Texans for a Conservative Budget (TCB), a coalition that includes the Texas Public Policy Foundation, yesterday laid out a roadmap for righting the state’s fiscal ship in 2013 and beyond. Most of our recommendations consisted of pretty straightforward ideas, like cutting out waste, fraud, and abuse in state agencies; making the budget easier for taxpayers and lawmakers to read; and beginning to find savings now. But one recommendation – public pension reform – seems to need some elaboration.
In an article from yesterday’s coverage, the Dallas Morning News had this to say about our public pension reform proposal: “Leaders could achieve at least $9 billion in savings through 2015 by revamping teachers’ and state workers’ pensions and again making significant reductions in per-student spending in public schools, higher education and social programs…” [emphasis mine] Later on in the same article, the proposal is given a little more airing with the note that we believe that “…Texas needs to move public-sector workers away from traditional, defined-benefit plans and into 401(k)-style retirement savings plans.”
Though what was reported is technically true, there may be an implication that the Foundation and its allies want to restructure Texas’ public pension system in such a way that current state employees and teachers will be left out in the cold by a transition away from defined benefit plans. That’s simply not the case.

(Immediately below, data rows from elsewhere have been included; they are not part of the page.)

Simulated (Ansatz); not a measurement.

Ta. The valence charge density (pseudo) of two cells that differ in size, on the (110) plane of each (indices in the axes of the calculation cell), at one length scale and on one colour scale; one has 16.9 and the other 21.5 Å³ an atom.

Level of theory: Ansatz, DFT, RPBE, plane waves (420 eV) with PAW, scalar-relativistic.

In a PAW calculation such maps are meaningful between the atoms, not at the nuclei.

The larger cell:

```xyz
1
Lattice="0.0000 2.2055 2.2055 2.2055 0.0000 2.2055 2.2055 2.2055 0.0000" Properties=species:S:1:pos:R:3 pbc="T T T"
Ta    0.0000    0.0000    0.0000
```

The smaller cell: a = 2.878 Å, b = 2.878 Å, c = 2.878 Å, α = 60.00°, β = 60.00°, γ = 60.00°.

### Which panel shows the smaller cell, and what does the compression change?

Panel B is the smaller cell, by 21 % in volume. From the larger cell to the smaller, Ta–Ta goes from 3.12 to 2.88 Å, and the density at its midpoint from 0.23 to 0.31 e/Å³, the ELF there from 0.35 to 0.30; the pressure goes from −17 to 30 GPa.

Verbatim from our research report:
-Move future state employees into defined-contribution retirement plans. To protect taxpayers and state employees, future state employees should be incentivized to move into a defined-contribution 401(k) plan, the same plan the vast majority of non-government workers use.
The truth of the matter is that we do want to see the state’s public pension systems revamped, but not in a way that breaks the state’s promise to current state workers, teachers, or retirees. That’s why we’ve limited the scope of our proposal to future public sector employees.